Monday, October 01, 2007

NAND drive rides PCIe

How soon they forget! As far as I can tell I was the first tech journalist to write about Fusion I/O (Salt Lake City) and their plans for a novel controller to take solid-state drives to a new level. Last week the startup formally launched its first product, without bothering to drop me a line.

The ioDrive is a 4x PCIe card for servers that delivers 80-640 Gbytes. I think it uses multi-level cell flash which typically has a reduced operating life over the traditional single-cell chips, but the company's Web site is vague. It is clear on performance, stating the drive executes 100,000 IOPS (input/output per second) per card with sustained data rates of 800MB/sec (read) and 600MB/sec (write).

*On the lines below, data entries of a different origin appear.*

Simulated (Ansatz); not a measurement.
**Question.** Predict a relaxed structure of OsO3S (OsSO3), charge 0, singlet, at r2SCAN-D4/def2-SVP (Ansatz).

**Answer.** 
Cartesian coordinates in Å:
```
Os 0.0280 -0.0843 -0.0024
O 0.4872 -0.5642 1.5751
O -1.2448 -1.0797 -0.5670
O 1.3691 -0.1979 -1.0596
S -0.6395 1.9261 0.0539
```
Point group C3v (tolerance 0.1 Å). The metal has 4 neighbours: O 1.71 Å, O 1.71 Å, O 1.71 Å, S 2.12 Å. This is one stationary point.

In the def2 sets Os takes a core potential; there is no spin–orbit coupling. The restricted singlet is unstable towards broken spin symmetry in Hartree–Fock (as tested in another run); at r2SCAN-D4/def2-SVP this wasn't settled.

That compares favorably with high-end, solid-state server drives such as the 3.5-inch Zeus from Stec that packs 146 Gbytes and delivers 50,000 I/OPS riding hard disk interconnects such as SATA. Fusion IO showed its card running in a Hewlett-Packard blade server at last week's Demo Fall '07 conference, but it has not detailed the technology inside its controller chip yet. (I've got a call into them.)

The company does say the controller uses error correction and wear-leveling to deliver a service life of eight years compared to the five year service life of hard drives. The cards, which will be available early next year for $30 per Gbyte, can be used for either local storage or CPU caching across a wide range of server apps.

Although Fusion IO seems to have an edge, this is an increasingly crowded space. I have heard there are a few other companies with flash controllers in the works, including Marvell. And Intel's Pat Gelsinger held up a solid-stat drive at the Intel Developer Forum just two weeks ago and promised the world's biggest chip maker will get into this market, too.